DIY USB sharing hub

USB sharing hub

Local shops wanted close to $100 for a mechanical USB switch, to share a USB keyboard and mouse between two computers. I accomplished the same thing with a cheap compact USB hub, an old keyboard and a 3 pole switch for less than $10.

The keyboard is wired to one of the USB hubs ports, the 3PDT switches the hubs two data lines plus the 5v+ rail. In an ideal world, the ground and shield should be switched too, but I only had a 3 pole switch and limited room.

DIY usb hub sharing switch diagram

I decided to put the hub inside the keyboard to reduce clutter, fitting everything in was the hardest part of the project, and not something I’d do again.

It works beautifully but there is a 10 second lag when switching to a Vista machine while it searches for the drivers for the mouse and keyboard, but it’s still easier than swapping the keyboard plug between machines.

8 thoughts on “DIY USB sharing hub

  1. thanks, you’ve been a big help, i placed all my components in a plastic electrics box from radioshack

  2. Pingback: A “Soft” KVM « Armen138

  3. I have a wireless keyboard that uses a dongle to connect to the keyboard. If i just have a female usb port slotted into where the hub is, i could achieve the same result?

  4. for example, if i have a Wireless mouse (the ones that have that dongle that plug into the pc…) Could i instead f having that hub there, have a female port(like the ones in your pc) and wire it up the same way you did?

  5. @Vignesh

    To answer Your question shortly: YES. It’s just a mechanical switch, physically routing wires from one PC to another (the equivalent of unplugging the device at PC A and plugging it in at PC B).

    Instead of switching the keyboard/mouse connector, You will be switching which PC the DONGLE is connected to. In essence, You just need two USB cables, one USB port, and a switch like the one above (if You want to get fancy, You can use a SPDT switch and do the connections using discrete transistors or relays).

    I guess it could easily be put in a with two USB cables and one USB port (and the switch), and it would work for both the wireless version (plug the dongle into it) as well as the wired version (plug the keyboard into it).

    WORD OF WARNING: the USB plug has a VERY specific layout – the power pins (outermost) are longer than the data pins (innermost) for a very good reason. It’s to allow the power inside the USB device to stabilize before D+ and D- are connected. Some USB devices don’t play nice (and some PCs, too), so switching all four lines immediately can cause problems (as in: burned devices). But there’s an easy way to solve this: put a 5V highly regulated power supply into the project. The GND connector should switch between PCs, as should D+ and D-, but the +5V line from both PCs should just be disconnected. That way power is applied all the time, which should solve the problem.

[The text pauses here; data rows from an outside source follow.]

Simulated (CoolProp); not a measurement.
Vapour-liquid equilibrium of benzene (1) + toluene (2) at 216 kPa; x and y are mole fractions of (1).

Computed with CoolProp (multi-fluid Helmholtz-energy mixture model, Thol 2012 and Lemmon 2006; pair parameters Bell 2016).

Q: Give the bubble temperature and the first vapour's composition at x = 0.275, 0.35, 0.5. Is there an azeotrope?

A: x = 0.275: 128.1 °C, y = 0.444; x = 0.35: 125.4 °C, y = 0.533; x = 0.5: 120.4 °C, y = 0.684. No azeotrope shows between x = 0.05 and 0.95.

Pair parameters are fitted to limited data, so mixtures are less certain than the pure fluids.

    This solution also gives an added bonus – if You use a 850mA power supply (theoretical max for USB 2.0), it also doubles as a charger for some USB devices that can use the USB port to recharge internal batteries. And it’ll work with both PCs off, by the way, thanks to the internal power supply… 😉

  6. Just so there are no misunderstandings: in the powered version above, the PCs +5V must be disconnected from BOTH each other AND the device itself (best just cut the wires and isolate the stub so that it doesn’t cause a short – or solder it somewhere where it can’t do harm). The +5V for the device is provided by the power supply built into the switch. 850mA should do fine (this being aware that as part of the USB negotiation protocol, the device sends out its load requirements – this shouldn’t be affected). Also note that USB 3.0 has a higher power capacity (rated at 1500mA). Always remember to put a fuse into the supply line, it’s there to protect you from a fire!

    Also note that bridging GND from PC1 and PC2 is NOT recommended. For one, they can be at different potentials (which would cause power to flow from one PC and into the other, possibly burning the USB port and/or controller). For another thing, creating ground loops could also be an issue (both PCs are already grounded to the electrical grid, right?).

    If possible, the switching should be done by disconnecting D+/D- first, then switching GND over, and finally connecting D+/D- to the new host; if possible, a delay here would be most useful. IF YOU’RE USING RELAYS, make sure they’re the Break-Before-Make type (they break the old connection before making the new one) so that you don’t connect both PCs’ data lines together, even for a split second (make-before-break relays are suprisingly common so watch out for them).

    Still, the simplest version of this (as stated above) SHOULD be safe to use with most keyboards and mice – esp. the ones that have PS2/USB compatibility, since PS2 doesn’t introduce a delay between power and data connections, so the devices should be designed with that in mind already (the connection is handled by a single chip for both connections in those cases).

  7. Oh, my, me! I forgot that PS/2 connectors should be switched into/out of the PC when the power is off! 😀 Years of hot-plugging PS/2 connectors made me forget. SO – my last comment (about the USB/PS/2 devices) MAY NOT APPLY. Use with caution.